City Council candidates can pick up petitions

Attention, future City Council members. Now’s the time to start thinking about a run for one of the three Grand Junction City Council spots that will head to voters in April.

Registered voters who have lived in the city limits for at least the past year and are interested in running for the City Council can pick up petition packets at City Hall starting Jan. 4. Those packets, along with signatures of at least 50 other registered voters, must be submitted to the city by Jan. 24.

Open positions include ones to be vacated by Gregg Palmer for District C, which includes the eastern edge of the city to Pear Park, and an at-large seat now occupied by Bruce Hill. Palmer and Hill are term-limited.

The District B seat, which represents the city’s northwest area, currently held by Sam Susuras, is up for re-election. Susuras was appointed to the seat by a vote of the City Council after former Council member Linda Romer Todd vacated the seat.

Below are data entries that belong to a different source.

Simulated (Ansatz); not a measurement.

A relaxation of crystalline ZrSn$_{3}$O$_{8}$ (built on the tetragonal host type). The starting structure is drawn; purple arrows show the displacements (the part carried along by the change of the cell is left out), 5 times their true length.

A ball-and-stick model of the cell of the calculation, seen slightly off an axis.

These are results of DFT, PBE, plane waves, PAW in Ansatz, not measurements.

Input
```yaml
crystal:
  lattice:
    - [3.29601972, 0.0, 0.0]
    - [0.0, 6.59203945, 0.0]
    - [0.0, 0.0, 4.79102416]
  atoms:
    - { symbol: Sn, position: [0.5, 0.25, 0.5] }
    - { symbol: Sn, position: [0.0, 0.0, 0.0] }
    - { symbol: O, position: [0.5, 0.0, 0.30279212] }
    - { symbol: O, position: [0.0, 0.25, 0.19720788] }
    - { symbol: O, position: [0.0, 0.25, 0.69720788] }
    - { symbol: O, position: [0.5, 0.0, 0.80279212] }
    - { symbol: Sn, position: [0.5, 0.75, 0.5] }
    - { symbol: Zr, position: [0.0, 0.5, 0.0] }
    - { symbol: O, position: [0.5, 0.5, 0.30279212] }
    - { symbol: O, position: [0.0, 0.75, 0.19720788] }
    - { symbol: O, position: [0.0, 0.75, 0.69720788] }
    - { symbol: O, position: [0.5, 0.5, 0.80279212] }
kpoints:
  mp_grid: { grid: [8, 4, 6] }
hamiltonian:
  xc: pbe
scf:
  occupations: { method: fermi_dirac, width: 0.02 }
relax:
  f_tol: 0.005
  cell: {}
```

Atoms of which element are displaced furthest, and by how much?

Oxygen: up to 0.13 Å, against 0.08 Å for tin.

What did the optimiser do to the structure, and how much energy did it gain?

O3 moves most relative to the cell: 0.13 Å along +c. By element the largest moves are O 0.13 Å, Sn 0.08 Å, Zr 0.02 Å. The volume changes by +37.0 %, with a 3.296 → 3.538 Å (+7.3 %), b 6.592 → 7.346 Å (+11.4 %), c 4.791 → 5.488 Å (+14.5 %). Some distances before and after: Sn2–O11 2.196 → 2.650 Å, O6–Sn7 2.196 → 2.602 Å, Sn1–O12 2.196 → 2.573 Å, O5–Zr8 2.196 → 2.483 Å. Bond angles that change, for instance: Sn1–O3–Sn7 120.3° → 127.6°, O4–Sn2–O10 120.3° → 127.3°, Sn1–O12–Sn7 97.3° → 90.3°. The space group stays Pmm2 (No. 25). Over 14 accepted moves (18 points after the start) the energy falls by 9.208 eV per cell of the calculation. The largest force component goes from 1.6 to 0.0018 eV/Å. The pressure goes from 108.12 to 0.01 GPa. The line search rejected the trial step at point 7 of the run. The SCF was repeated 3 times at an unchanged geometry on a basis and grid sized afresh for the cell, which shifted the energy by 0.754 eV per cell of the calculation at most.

Susuras has announced publicly he will run for election for his current seat, and he has filed an affidavit required to collect campaign contributions.

“I have had a lot of inquiries,” Grand Junction City Clerk Stephanie Tuin said of interest in the open seats.

Tuin said she recommends people visit the website for the Colorado Municipal League,, to get a feel for the duties of being an elected, local leader.

“They are basically policy makers especially in our form of government,” Tuin said of City Council members.

In addition to attending and voting at regularly scheduled meetings, City Council members in Grand Junction may be appointed to serve on any of the city’s more than 20 volunteer boards. City Council members also may be tasked with serving on noncity boards or commissions. City Council members are compensated $500 a month and the mayor receives $750 a month.

Candidates who announce in public their intention to run for a City Council position and collect campaign funds must submit an affidavit to the city within 10 days, Tuin said.

Interest by candidates running for City Council seats varies by elections and often “depends on what’s going on in the community,” Tuin said. Usually the at-large council position is the most sought because more candidates qualify to fill that role. In years past, it’s not uncommon to have up to five candidates on the ballot for one open seat, she said.